Reported 1HFY18 core PATMI of RM666.0m (+5.7% YoY), in line with HLIB forecast and consensus. The increase in passenger traffic and ticket yield as well as leaner cost structure, managed to offset the higher jet fuel cost. In terms of AOC, MAA profit has improved to offset the decline in other AOCs. Management expects further yields improvement in 2H18. Disposal of AAC is on track to complete in 4QFY18 and a further special dividend up to RM1.00/share can be expected. Maintain BUY with unchanged SOP-derived TP: RM4.65.

Within expectation. AirAsia Group (AAG) reported a core PATMI of RM319.1m for 2QFY18 and RM666.0m for 1HFY18, achieving 46.3% of HLIB’s FY18 forecast and 48.1% of consensus. We expect stronger earnings in 2H18 on seasonally stronger air travel demand, especially in the Malaysia market.

QoQ. Core PATMI declined 8.0%, dragged by attributed RM45.9m loss from JVs/associates in 2QFY18 as compared to RM55.5m profit in 1QFY18. The higher overall yields QoQ for AirAsia group (MAA, IAA and PAA) and lower depreciation charges (transfer of aircrafts to BBAM) improved group EBIT QoQ.

YoY. Despite the higher ticket yields and passenger carried (figure #2), core PATMI declined 6.1% due to: (i) higher jet fuel cost; and (ii) attributed loss from JVs/associates, following loss in TAA and higher loss in JAA.

YTD. Core PATMI improved 5.7%, leveraging on the stronger MAA earnings (100% subsidiary) for higher passengers carried and ticket yields, which was partially offset by the weaker performances of other partially owned AOCs (TAA, IAA, AAI and JAA).

Outlook: Management expects yield (started to raise fares since Jun 2018) and ancillary income to improve towards 2H18 given the strong regional air travel demand (especially in Malaysia) while competitions are slowing down with major regional airlines reducing flights (e.g. MAS, Malindo, Garuda and Cebu). Management will continue to focus on improving its operational efficiency and reduce its non-fuel cost/unit while improving its yield and ancillary income to offset the higher jet fuel cost.

IAA & PAA: IAA was affected by volcano eruptions in Bali-Lombok islands while PAA was affected by closure of Boracay island. We expect PAA result to improve in 4QFY18 when Boracay island reopen in Oct 2018 while IAA to only show recovery in FY19. IAA will retake the 8 aircrafts from IAAX and proceed with secondary listing exercise to raise funds by end 2018. PAA is still on track for listing in 2H19.
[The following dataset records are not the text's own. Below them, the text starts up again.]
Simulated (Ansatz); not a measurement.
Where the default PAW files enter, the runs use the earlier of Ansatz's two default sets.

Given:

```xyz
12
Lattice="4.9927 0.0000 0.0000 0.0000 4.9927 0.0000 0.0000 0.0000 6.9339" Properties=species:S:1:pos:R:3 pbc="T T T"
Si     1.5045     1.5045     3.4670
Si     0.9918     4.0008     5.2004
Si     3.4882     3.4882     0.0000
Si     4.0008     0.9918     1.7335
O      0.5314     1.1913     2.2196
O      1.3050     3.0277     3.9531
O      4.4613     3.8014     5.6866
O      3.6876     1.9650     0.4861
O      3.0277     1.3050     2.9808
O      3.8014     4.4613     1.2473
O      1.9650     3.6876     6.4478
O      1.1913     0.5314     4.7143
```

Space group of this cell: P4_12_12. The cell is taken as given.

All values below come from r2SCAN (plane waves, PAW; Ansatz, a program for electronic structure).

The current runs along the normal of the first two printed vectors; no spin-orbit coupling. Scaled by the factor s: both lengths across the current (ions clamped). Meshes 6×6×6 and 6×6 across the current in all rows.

AAI & JAA: Both AAI & JAA remained in the red as both AOCs were still in expansion and start-up stages. AAG has injected another RM72m into JAA in the quarter and increased its shareholding to 66.9%. Management expects further cash injection of USD15-20m is needed before both AOCs turn profitable in FY2020-21.

Special dividend. Management indicated a special dividend distribution of up to RM1.00/share by end 2018, following the completion of disposal of AAC. AAG has completed 2nd phase of the exercise with 39 aircrafts being transferred and received USD500m in Aug 2018 and targeted another 45 aircrafts for USD680m by Nov 2018.

Forecast. Unchanged.

Maintain BUY, TP: RM4.65. We maintain our BUY recommendation on AAG with SOP-derived TP of RM4.65. We maintain positive outlook on AAG, given: (1) strong air travel demand and high load factors; (2) potentially higher yield to partially offset the current high jet fuel price; and (3) expected high dividend payout by end 2018.